Minister for Multiculturalism Ray Williams today launched a $100,000 pilot program paving a pathway for up to 45 students across NSW to become practicing interpreters.

The NSW Interpreter Scholarship Program will support people who speak in-demand languages with fully funded scholarships to study interpreting at NSW TAFE.

“In NSW we speak more than 275 languages and dialects. This linguistic diversity is an immense social and economic asset,” Mr Williams said. “Interpreters have a vital role to play in our justice system and are crucial in the provision of high-quality health, education and social services.”

Minister responsible for TAFE NSW Adam Marshall said he was delighted TAFE NSW would deliver training to the State’s next generation of interpreters.


“These scholarship winners are set to benefit big from TAFE NSW’s world-class training, which will equip them with the skills they need to get a job and give back to the community,” Mr Marshall said.

Course graduates will be eligible to become Recognised Practicing Interpreters with the National Accreditation Authority for Translators and Interpreters.
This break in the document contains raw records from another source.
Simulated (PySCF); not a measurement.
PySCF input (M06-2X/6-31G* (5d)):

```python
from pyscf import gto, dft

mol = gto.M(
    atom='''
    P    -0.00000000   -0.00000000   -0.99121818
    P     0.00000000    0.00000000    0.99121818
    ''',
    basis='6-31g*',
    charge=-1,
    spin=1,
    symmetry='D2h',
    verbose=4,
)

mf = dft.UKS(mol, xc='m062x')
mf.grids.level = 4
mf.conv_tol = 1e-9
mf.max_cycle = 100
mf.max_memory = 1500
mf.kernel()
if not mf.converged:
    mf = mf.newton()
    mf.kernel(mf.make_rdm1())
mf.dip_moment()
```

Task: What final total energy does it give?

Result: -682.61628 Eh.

People who speak Assyrian, Burmese, Chaldean, Greek, Italian, Kirundi, Khmer, Kurmanji, Maltese, Nepalese, Tamil, Tibetan, Tigringa, Thai, Tongan, Pashto, Rohingya, Samoan, Somali or Vietnamese are encouraged to apply.

To be eligible for the program all candidates must successfully complete an English language proficiency test.

The 12-month pilot program will commence in Sydney and will be rolled out to regional NSW as of mid-2019. Expressions of interest for the Semester 1 2019 cohort will be accepted until 5pm Friday 8 February 2019.